Page Galleries is delighted to announce representation of 5 artists - Hiria Anderson, Star Gossage, Turumeke Harrington, Hannah Valentine, Laura Williams.

Hiria Anderson (b.1974, Ngāti Maniapoto, Ngāti Apakura, Rereahu) surveys her immediate surroundings and those individuals and relationships within her community of Ōtorohanga through her painting practice. The artist captures in detail the intimacy, incongruity, and poeticism of the everyday and with it the interplay between tikanga Māori and contemporary municipal life. While her works regularly convey bustling activity, they are equally occupied by a sense of absence; painstakingly depicting figures from obscure viewpoints, vacant spaces, or the minutiae of discarded objects.

Read more about Anderson here

Star Gossage (1973, Ngāti Wai / Ngāti Ruanui) lives and paints on a headland above Pākiri beach, north east of Auckland. Nestled between ocean and river, the artist’s whare is located on ancestral land – a place rich in history and mythology – a landscape that Gossage returns to again and again as both site and subject of her work. There is an immediacy and intimacy inherent in the application of paint and bare unfinished edges of Gossage's paintings, the artist sometimes allowing for glimpses of the raw canvas beneath. Her ethereal portraits of unknown appear as tūpuna or ancestors, their individual identities indefinite. Connected to the whenua, whānau, and wairua of this place, they are at once grounded and otherworldly; their features blurry and indistinct. These women emerge out of the landscape, their forms rendered from a mix of local clay, with chalk pastels, conte, and oil.
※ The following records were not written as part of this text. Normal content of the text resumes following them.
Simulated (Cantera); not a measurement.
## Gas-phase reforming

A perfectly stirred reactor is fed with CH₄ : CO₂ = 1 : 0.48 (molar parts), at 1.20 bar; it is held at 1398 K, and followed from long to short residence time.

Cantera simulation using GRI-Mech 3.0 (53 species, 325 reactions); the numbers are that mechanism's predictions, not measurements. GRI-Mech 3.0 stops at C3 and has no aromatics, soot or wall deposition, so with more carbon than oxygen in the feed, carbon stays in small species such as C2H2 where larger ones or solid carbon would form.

Read more about Gossage here

Turumeke Harrington (b. 1992 Otāutahi Christhcurch, Ngāi Tahu) is based in Pōneke Wellington with her daughter and partner. Harrington has a background in industrial design and fine arts. An interest in whakapapa, space, colour and material sees her creating large sculptural installations at the intersection of art and design. The artist's clarity of form and function is supplemented by a poetic pragmaticism and a commitment to making that is at once playful and provacative. Her sympathetic approach to materials combines with a bold colour palette to create engaging works that speak to the artist’s own personal relationships, cultural anxieties, and everyday musings.

Read more about Harrington here

Hannah Valentine (b. 1989 Tāmaki Makaurau Auckland ) lives and works across Tāmaki Makaurau and Tauranga, Aotearoa. Hannah Valentine's practice follows two distinct threads. The first is an interest in the body and tactile sensibilities. If we are being conditioned away from sensibility, towards consumerism, she questions how we might reinvigorate feeling and its importance in the way we interact with the world and each other. The second thread concerns our environment and impending climate crisis.

Read more about Valentine here

Laura Williams (b.1965, Tāmaki Makaurau Auckland) has received several awards and residencies since firmly establishing her practice ten years ago. With a major in Sociology, and a career as a union organiser, Williams is somewhat preoccupied with the particulars of human interactions.

There is a joyful irreverence and sharp humor to these works. Williams’ paintings are peppered with references to religion, art history, pornography, design, and social theory. Often locating her figures within bucolic landscapes or highly charged domestic interiors bursting with colour and pattern, they appear surrounded by the detritus of daily life, frequently in various states of undress.